So your GraphQL APIs and REST API kind of exist together. REST API is just your legacy system, and then GraphQL API is where you build all of your new technologies, your new business logic. So they both kind of live together.

For us, while we were adopting GraphQL, we had a few different options of plugging in GraphQL, and here are some of them. So we thought that we could start by converting our existing APIs into GraphQL and maybe do it one step at a time, one endpoint at a time. Another approach we thought was perhaps we could convert everything new that we're building into GraphQL APIs, and so we'd build these as standalone APIs, and this was especially useful for applications that are going to be powering UI front-end, like UI layers.

A few things that we had in mind before plugging in GraphQL was, when we were choosing an application, was who especially is the client that is going to be using the API, and if they would be open to calling GraphQL. So for example, if it was an external client or a customer, and we knew that they would not be open to calling GraphQL, perhaps we would introduce GraphQL in a different place. But if it was a front-end application, and front-end application would be open to calling GraphQL, then that would be a really good candidate of introducing a GraphQL API. Another thing was, how many downstream APIs are we calling, and this is especially useful because we were talking about getting smaller payloads, having a consistent experience, and detail analytics, so if we have multiple different APIs we're going to be calling, then it would be a really good candidate of calling, of creating a GraphQL layer. But if there is only one REST API we're going to be calling, it's not really a good application of GraphQL because then we'll be duplicating all of the work that's happening in the REST layer and making double the amount of effort. Another thing we had in mind was also what is the business impact and and the business side of application basically, so who does this business, who does this application serve, who are the stakeholders, what is the time frame, how long can we take to convert this app into a GraphQL layer or into a GraphQL app? So we thought that we'd first start with like a first application and kind of convert a first kind of like this demo application to a GraphQL application and so we started with the tool that I was working on, it was actually a new internal tool that we were building, our stakeholders were internal customers, internal teams actually, customer service reps, the, we were calling five different downstream APIs and the front-end application which was my team was super open to being integrated with GraphQL so it became a really good candidate for experimenting with GraphQL.

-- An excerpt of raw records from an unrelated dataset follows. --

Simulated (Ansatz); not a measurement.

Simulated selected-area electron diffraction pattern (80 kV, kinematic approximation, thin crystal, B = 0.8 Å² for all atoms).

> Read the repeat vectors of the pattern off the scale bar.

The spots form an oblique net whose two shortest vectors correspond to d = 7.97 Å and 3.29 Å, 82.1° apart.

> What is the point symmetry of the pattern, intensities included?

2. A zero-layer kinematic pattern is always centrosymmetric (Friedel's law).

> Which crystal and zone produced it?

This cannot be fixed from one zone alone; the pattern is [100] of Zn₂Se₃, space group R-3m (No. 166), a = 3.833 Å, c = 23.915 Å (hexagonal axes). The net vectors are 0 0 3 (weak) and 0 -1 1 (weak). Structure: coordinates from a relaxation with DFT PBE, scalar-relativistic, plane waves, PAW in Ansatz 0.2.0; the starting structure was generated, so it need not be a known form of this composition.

Our goal for this app was to make it fast and make it lightweight and basically that meant that we shouldn't send any extraneous data, so GraphQL was a really good candidate there and we didn't want to add any libraries that we didn't need, any third-party libraries that we didn't need and so what ended up happening was when we introduced GraphQL we noticed that we don't really need a lot of state management so we were able to get rid of Redux and we just use React State with the help of Apollo Cache to get rid of our state management solutions. So basically we ended up, with the help of GraphQL, we ended up shipping less data and we ended up using less libraries. And so for that business logic we were the team who owned one of the backend REST APIs so we ended up putting all of our heavy business logic in our backend REST API itself. We had our orchestration layer of GraphQL as kind of like a simple, like a proxy layer, between a front end, between our front end application and our business logic layer which was the REST API. For authentication we used existing REST APIs that exist in Paypal itself, so it was our existing infrastructure, and then the rest of the downstream REST APIs we kept it in the API itself, we did not touch any of that. So basically our GraphQL orchestration layer was a simple, thin orchestration layer, it kind of, it was really cool to see because you were still able to use all of the benefits of GraphQL and we found that GraphQL really works really well as an orchestration layer.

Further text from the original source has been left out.